Code to reproduce the issue

import java.util.Random;
import org.tensorflow.ConcreteFunction;
import org.tensorflow.Signature;
import org.tensorflow.ndarray.Shape;
import org.tensorflow.ndarray.buffer.DataBuffer;
import org.tensorflow.ndarray.buffer.DataBuffers;
import org.tensorflow.ndarray.buffer.FloatDataBuffer;
import org.tensorflow.op.Ops;
import org.tensorflow.op.core.Placeholder;
import org.tensorflow.op.io.SerializeTensor;
import org.tensorflow.types.TFloat32;
import org.tensorflow.types.TString;

public class MemoryLeakTest {

  public static Signature serializeTensor(Ops tf) {
    Placeholder<TFloat32> input = tf.placeholder(TFloat32.class);
    SerializeTensor output = tf.io.serializeTensor(input);
    return Signature.builder().input("tensor", input).output("out", output).build();
  }

  public static void main(String[] args) {

    ConcreteFunction function = ConcreteFunction.create(MemoryLeakTest::serializeTensor);

    Random random = new Random(0);

    //run same operation for many tensors
    for (int loop = 0; loop < 10000; loop++) {

      //generate some tensor
      float[] arr = new float[512 * 512 * 512];
      for (int i = 0; i < arr.length; i++) {
        arr[i] = random.nextFloat();
      }
      FloatDataBuffer buf = DataBuffers.of(arr);
      TFloat32 inputTensor = TFloat32.tensorOf(Shape.of(512, 512, 512), buf);

      //serialize tensor
      TString outputTensor = (TString) function.call(inputTensor);
      DataBuffer<byte[]> outputBuffer = DataBuffers.ofObjects(byte[].class, 1);
      outputTensor.asBytes().read(outputBuffer);
      byte[] serialized = outputBuffer.getObject(0);

      System.out.println("Generated serialized tensor with " + serialized.length + " bytes");

      //close tensors
      inputTensor.close();
      outputTensor.close();
    }

    //close function in the end
    function.close();
  }

}

[Craigacp]

I think the example looks ok. Can you take a heap dump with VisualVM and see what Java objects it's allocating?

[lucaro]

VisualVM shows no exceptionally high memory usage, remaining stable over time:

The largest memory use within the JVM is generated by the expected arrays:

At the time I took this snapshot, Windows reported over 60GB in use by that process:

On my machine, this example leaks roughly 10GB of memory per minute.

[karllessard]

Just out of curiosity @lucaro , what happens if you don't copy the tensor values to a byte array but simple access the string in the tensor like this?

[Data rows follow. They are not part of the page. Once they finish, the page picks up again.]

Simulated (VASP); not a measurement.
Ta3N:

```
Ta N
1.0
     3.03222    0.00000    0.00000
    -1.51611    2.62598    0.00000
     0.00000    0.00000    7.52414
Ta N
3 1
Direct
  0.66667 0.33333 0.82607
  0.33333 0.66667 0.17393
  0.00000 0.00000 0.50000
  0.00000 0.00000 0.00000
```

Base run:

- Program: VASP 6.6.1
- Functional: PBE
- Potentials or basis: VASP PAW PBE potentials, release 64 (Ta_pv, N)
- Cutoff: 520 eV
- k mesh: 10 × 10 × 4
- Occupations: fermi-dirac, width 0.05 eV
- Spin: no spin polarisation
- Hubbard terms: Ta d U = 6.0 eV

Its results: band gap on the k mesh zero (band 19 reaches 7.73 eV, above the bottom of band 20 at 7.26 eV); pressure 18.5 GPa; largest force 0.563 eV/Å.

            TString outputTensor = (TString) function.call(inputTensor);
            String serialized = outputTensor.getObject();

            System.out.println("Generated serialized tensor with " + serialized.length() + " bytes");

Just want to narrow down the possible source of leakage

[karllessard]

Also, if that may unblock you until we find the problem, you can build a TensorProto directly instead of invoking tf.io.serializeTensor

[lucaro]

Getting the String rather than the byte[] doesn't change anything with respect to the leakage.

Thanks for pointing me to the TensorProto, that was what I was looking for initially. However, I did some tests and what I get from serializing the TensorProto and what I get by calling tf.io.serializeTensor is not exactly the same. The tensor serialized via TensorProto produces an array that is 2 bytes shorter, specifically the leading two. I extended the example below. I haven't yet been able to check if the byte array generated via the TensorProto can also be read in e.g., a Python-based environment or if these two bytes are actually important.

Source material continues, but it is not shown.